The pile foundation will be far more stable than sitting on grade. The ground clay (which is common in Saskatchewan) will heave and contract with different levels of hydration and frost heave . Piles are installed to below frost levels to mitigate the ground movement.
Whoo hoo! Interesting! I thought at first you'd bought a fancy used house. Here in Australia wood houses of the 'queenslander' style are popular for relocation and renovation.
Id rather have a basement...they are built properly now a days...i like to be able to access plumbing...having the heating and pumps in the basement is way better
Yea basements are a lot better that’s why everyone puts them in as long as you don’t build on low ground they don’t give problems $$ was probably the deciding factor for him
When we built on this hill it was the same money to put in pilings or to put in a basement, so we went the basement route with a walkout door for a farm entrance.
This seems like the XXL version of a tiny house 😁 This kind of job is the most awesome i can imagine, nevertheless your jobs on the farm are fairly equal awesome. Please keep up doing these (and your farm-) videos.
@@aahZeiKfeck man either you are a neighbour or relative or this is stretching the boundaries and getting close to stalking, being nosey is one thing but putting up a comment about it is a little bit…… you know?

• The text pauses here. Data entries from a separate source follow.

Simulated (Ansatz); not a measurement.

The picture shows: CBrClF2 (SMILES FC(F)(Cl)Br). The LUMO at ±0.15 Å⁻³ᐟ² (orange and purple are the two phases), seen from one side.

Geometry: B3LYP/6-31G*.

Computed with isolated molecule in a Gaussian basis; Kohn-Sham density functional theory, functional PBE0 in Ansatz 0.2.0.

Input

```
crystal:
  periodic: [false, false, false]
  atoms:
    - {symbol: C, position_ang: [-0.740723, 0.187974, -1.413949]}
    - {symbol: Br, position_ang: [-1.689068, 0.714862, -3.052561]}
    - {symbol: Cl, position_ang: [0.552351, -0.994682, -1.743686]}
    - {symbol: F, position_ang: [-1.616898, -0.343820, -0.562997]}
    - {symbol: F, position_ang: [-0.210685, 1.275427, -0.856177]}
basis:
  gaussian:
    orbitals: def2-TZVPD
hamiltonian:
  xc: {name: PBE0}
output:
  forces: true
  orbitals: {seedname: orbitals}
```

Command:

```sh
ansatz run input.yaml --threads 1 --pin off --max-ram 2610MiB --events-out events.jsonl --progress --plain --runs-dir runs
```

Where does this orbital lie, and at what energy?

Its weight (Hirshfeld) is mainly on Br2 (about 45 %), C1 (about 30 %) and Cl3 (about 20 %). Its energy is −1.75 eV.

@@Andy-ix2ox I’m a farmer in NE Alberta I’m just like Mike I love looking at county/rm maps aswell as google maps and seeing other areas it’s just what farmers do 🤷♂️ I respect mike for what’s he’s built so I’ve looked into the area he farms it’s not that crazy ….. You can literally look up his name on google maps and find his south farm yard is pinned for everyone to see. I wish Mike all the success
my dad loves R/O water incase someone doesnt know what that is its Reverse Osmosis filtration. its aweome you run R/O water ya can never go wrong with it
Mike any update on the CIH 715 build status? Once all the plumbing and electrical is in place, spray foam the bottom of the trailer. Help with insulating and keep rodents out.
I'm pretty sure it came from the factory with the floor well insulated- maybe spray, maybe rigid. They had 8" of fibreglass in the floors by 1974 (a scant 4" in the walls and 6" in the ceiling.)
6000 pounds?? I am having trouble with that number.. Anyhow, looked at modular homes a few years ago. They are an effective way to get good quality housing
It is actually the opposite, as when water freezes it expands thus will the increase in pressure oppose this expansion. This difference is negligent on the low pressure in house plumbing though.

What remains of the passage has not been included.